Finally, such a mobilization might escalate the conflict to the next level. Although Morales did not send government troops into the “half-moon” to block the illegal autonomy referendums, he might feel sufficiently justified to do so if the governors disobeyed a recall law that they themselves had brought into play.
And the U.S. apparently feels that the right is not yet ready for that level of confrontation. It is not as strong nationally as presumed, and the whole issue of the recall has produced confusion and disunity among its leaders.
Thus, the imperial advice to the national ruling class has been to prepare ways of discrediting and disobeying any results of the recall vote it doesn’t like. In the meantime, the autonomy issue can still be used as a fulcrum to destabilize the Morales government.
MAS bends over backward
The results of the Constituent Assembly not only disaffected the right but also weakened and demoralized much of the Bolivian left.
Here, it is important to remember that convening a Constituent Assembly had been a prominent demand of the social movements from the Water War rebellion of 2000, to the overthrow of President Gonzalo Sánchez de Losada in 2003, to the toppling of President Carlos Mesa in 2005. Holding a Constituent Assembly was also a central promise of the MAS in the 2005 presidential campaign.

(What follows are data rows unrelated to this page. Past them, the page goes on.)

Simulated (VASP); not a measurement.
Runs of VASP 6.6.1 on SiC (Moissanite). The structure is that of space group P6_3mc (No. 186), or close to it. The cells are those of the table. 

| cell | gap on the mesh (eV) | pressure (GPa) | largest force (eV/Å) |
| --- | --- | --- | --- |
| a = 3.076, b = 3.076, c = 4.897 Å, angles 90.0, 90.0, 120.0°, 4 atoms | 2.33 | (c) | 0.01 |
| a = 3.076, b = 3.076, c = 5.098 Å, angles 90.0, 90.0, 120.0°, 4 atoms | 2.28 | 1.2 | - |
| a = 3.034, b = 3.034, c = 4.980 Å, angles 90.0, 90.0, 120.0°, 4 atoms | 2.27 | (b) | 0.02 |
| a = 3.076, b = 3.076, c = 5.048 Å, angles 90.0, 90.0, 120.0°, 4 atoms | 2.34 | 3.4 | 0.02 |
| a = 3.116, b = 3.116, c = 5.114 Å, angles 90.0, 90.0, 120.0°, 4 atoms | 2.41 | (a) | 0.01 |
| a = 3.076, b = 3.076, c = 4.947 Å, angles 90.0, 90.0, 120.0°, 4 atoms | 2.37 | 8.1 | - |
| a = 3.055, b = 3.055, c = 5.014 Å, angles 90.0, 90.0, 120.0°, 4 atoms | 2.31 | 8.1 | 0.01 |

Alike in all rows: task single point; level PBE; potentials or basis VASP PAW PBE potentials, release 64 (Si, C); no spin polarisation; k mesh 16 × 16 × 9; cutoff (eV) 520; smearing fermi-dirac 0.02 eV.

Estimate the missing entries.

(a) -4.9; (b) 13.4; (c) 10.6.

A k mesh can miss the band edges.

The social movements expected that a new constitution would fulfill the demands of the so-called Agenda of October 2003. Other than the demand for the Constituent Assembly, these included the nationalization of hydrocarbons, agrarian reform and punishment of former politicians responsible for killing protesters. But these expectations haven’t been realized, not in the new constitution and not in any other decrees or legislation from the MAS government.
Instead, the MAS government has bent over backwards to appease the oligarchy and “half-moon,” along with the foreign investors and international financial institutions, which they serve.
Its agrarian reform law, for example, redistributes only land that is currently unproductive, thus awarding peasants the least arable parcels, and giving the large landowners ample time to make their land productive. The latifundio system (large tracts held by a tiny elite of wealthy landowners) remains untouched as the infrastructure of Bolivian agriculture.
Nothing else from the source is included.